Welcome to Singbebas
Singbebas is the acronymic name given to the area of regional cooperation formed between the city administration of Singkawang, and the Regencies of Bengkayang and Sambas that have a combined population of 809,000. Bengkayang and Sambas share a border with Sarawak in Malaysian Borneo and, as such, form the northern triangle of West Kalimantan.
The international airport at Pontianak has direct flight connections to Singapore, Kuching, Surabaya, Yogyakarta and Batam as well as 16 daily flights to Indonesia’s capital city of Jakarta. Visitors arriving at Pontianak and travelling further to Singbebas will cross the equator marked by the Tugu Khatulistiwa (Equator Monument) located seven kilometres north of Pontianak, which is also home to a small museum.
The area’s climate is tropical, making it hot and humid in lowland areas, but more moderate at higher elevations. Temperatures fluctuate little over the course of the year with an average low at sea level of 23° C and the average high is 32° C. June, July and August are the driest months, while more rainfall occurring during the remainder of the year, with November being the wettest month.
The city of Singkawang, with its majority ethnic Chinese population, is known as a centre of Chinese culture in Kalimantan. Singkawang also offers many beach attractions catering to domestic visitors, while the surrounding mountains provide attractive opportunities for nature loving enthusiasts. Singkawang is well known for its annual Chinese lantern festival (Cap Go Meh) celebrated during the first full moon of the lunar year.
In Bengkayang Regency visitors can enjoy nature and culture tourism attractions such as the many waterfalls and the large protected rainforest area of Mount Niut, the highest peak in Singbebas, where a genuine Borneo jungle adventure awaits visitors. Bengkayang is also starting point to experience Bidayu Dayak villages such as Sebujit, where a large annual harvest festival is held. At Randayan Island visitors can enjoy an isolated tropical paradise surrounded by rich coral reefs.

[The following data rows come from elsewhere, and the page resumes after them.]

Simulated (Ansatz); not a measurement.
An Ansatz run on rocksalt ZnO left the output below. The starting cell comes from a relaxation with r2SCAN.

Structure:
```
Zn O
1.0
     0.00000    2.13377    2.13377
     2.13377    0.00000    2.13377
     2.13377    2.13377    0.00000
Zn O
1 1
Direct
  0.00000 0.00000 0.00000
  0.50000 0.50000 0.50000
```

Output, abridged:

In Sambas Regency an uninterrupted 42 kilometres long sand beach between the Paloh River and the village of Temajuk remains largely virginal, offering an endless succession of bays and small capes set against a lush rainforest backdrop facing a clear and pristine sea. Home to what is believed to be the longest and most unspoilt sand beach in Southeast Asia, the beach at Sambas is also known as one of the world’s major nesting places for endangered sea turtles. Also not to be missed in Sambas is the Sultan’s palace that houses a small museum.